- The Washington Times - Wednesday, December 20, 2006

In her victory speech at a Democratic rally the day after her party captured control of the House, then-House Minority Leader and now-Speaker-designate Nancy Pelosi repeated a promise she had made throughout the campaign. “The Democrats intend the most honest, most open and most ethical Congress in history,” she said to cheers and applause. As recently as Thursday, Dec. 14, Mrs. Pelosi pledged to use “the first 100 hours of the new Congress” to ensure “the most honest and open Congress in history.”

On that very same day last week, in the spirit of openness, C-SPAN Chairman and Chief Executive Officer Brian Lamb wrote a letter to Mrs. Pelosi. Mr. Lamb made two requests. First, noting that television cameras in the House chamber have operated under the control of the Speaker since C-SPAN began televising House proceedings in 1979, Mr. Lamb sought permission for C-SPAN to use its own cameras. Second, he asked Mrs. Pelosi to “release individual House votes electronically immediately after voting periods have closed.”

One big reason why Mr. Lamb wants to use C-SPAN cameras relates to the fact that congressional technicians now operating the House cameras are “limited to taking static, head-on shots of the representative who’s speaking at the podium” during debates. Because congressional cameras cannot pan the chamber during House debates, C-SPAN viewers cannot see the reaction shots of members or the floor-lobbying tactics that are witnessed by anybody watching the debate from the gallery.
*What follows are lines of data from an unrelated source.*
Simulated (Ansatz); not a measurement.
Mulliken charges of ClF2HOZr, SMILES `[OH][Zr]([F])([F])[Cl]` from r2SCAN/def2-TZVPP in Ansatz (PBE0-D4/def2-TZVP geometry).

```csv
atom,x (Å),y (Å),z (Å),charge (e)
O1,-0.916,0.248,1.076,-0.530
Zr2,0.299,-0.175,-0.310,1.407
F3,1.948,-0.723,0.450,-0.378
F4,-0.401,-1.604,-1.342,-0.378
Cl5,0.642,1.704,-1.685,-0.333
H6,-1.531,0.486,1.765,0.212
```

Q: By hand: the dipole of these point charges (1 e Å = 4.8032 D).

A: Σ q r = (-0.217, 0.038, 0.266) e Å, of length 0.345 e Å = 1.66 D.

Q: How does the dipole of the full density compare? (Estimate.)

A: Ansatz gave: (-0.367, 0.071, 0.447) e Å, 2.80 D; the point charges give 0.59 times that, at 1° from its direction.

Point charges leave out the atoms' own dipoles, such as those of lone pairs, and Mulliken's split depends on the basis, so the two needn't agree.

Interestingly, in the very first House speech ever televised by C-SPAN, Rep. Al Gore declared on March 19, 1979: “When the House becomes comfortable with the changes brought by television coverage, the news media will be allowed to bring their own cameras into this chamber.” Nearly 30 years later such reasonable speculation has yet to become reality. It may be that the House leadership has institutional reasons for maintaining a government monopoly over the cameras. (The speaker-designate’s office and the office of the incoming minority leader did not return our phone calls before deadline; but we shall be following up after the holidays.) At a minimum, however, Mrs. Pelosi should instruct the congressional technicians now operating the cameras to give C-SPAN viewers a wide-ranging selection of shots throughout the House chamber during debates. After Speaker Newt Gingrich gave the cameras of C-SPAN and other independent media full access to virtually all hearings and mark-ups 12 years ago, the next logical step is to give C-SPAN viewers access to the entire House chamber during the debates over the product of those hearings.

Even more straightforward is the issue of C-SPAN’s immediate access to the results of votes cast electronically on the House floor. It is simply incomprehensible why television viewers of these proceedings should have to wait long after the votes were cast to learn how individual members voted. An electronic tally board gives visitors in the House gallery real-time access to this information. Moreover, C-SPAN viewers of Senate proceedings know exactly how senators vote the moment they declare “aye” or “nay.”

Six years into the 21st century is already way too long for C-SPAN viewers to wait before they can witness the floor activity during House debates and before they can quickly learn how their representatives voted. Approving these changes should be the easiest campaign promise for Speaker-designate Pelosi to keep.